Call Of Duty eSports Explained

Maybe you’re new to Call Of Duty eSports or simply want to brush up on the latest details of how the competition plays out?

As far as competitive gaming goes, FPS games tend to flitter in and out of the scene with some proving more popular than others. Call Of Duty has remained a staple for the industry for years, however, and with an expanded tournament this year it seems that’s not going anywhere.

Yet while the core concept is familiar, Call Of Duty has a few differences that make it a unique title for an eSport. As such, we’ve detailed all the things that make CoD such an important competitive game in the industry and why – and how – you should get involved.

Call Of Duty eSports Explained


Call Of Duty is the long-running franchise from Activision with many entries in the series since its first game in 2003. There’s been a game in the series released every year since then, but it wasn’t until Call Of Duty 4: Modern Warfare in 2007 that the series really took off and became a household name.

This was almost entirely down to the game’s multiplayer mode, which refined online gameplay with the addition of killstreaks, customisable loadouts and fast-action combat in a modern military setting.

From then on eSports has become an increasingly significant aspect of the Call Of Duty franchise, beginning particularly with the sequel – Modern Warfare 2 – that would go on to further polish and perfect the multiplayer.

Nowadays Call Of Duty has become one of the most significant eSports titles, especially in the realm of FPS. Its combination of frenetic run-and-gun gameplay and strategic map design has made for an exciting game to watch.
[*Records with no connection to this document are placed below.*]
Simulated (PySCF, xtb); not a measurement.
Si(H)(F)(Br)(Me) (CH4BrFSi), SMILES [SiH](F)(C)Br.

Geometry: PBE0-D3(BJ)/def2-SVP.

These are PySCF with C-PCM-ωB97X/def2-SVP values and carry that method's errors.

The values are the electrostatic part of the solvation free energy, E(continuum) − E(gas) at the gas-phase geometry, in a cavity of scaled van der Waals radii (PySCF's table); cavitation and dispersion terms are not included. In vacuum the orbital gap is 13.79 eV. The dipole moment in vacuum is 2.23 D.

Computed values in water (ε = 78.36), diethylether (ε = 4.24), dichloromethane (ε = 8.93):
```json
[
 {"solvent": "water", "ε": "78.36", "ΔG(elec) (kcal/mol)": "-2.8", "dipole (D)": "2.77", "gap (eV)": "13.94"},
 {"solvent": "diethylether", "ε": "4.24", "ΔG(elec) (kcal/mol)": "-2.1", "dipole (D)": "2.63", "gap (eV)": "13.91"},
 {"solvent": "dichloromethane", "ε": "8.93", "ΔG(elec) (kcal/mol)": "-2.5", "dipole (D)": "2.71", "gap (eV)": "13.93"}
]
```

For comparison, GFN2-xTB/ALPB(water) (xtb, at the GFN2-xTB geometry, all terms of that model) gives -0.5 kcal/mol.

These days Call Of Duty has moved into a modern futuristic, and as a result has enabled a more arcadey style of combat that works as an alternate to the slower pace of the biggest FPS eSport, CS:GO.

CoD enables its players with jetpack jumps, parkour movements across walls and a variety of other feats of acrobatics – meaning its matches are much quicker and the tables can turn in a moment’s notice.

Call Of Duty World League


Each year there is a tournament called the Call Of Duty Championships – more commonly referred to as Champs – which is hosted by Activision and acts as the big event for the CoD eSport scene annually.

For 2016, however, Activision altered the tournament a little by introducing the World League, a league format competition across three different regions where the best teams compete over two series to qualify for the final tournament at CoD Champs.

The three regions competing are North America, Europe and Australia & New Zealand, while the finals is held in Los Angeles.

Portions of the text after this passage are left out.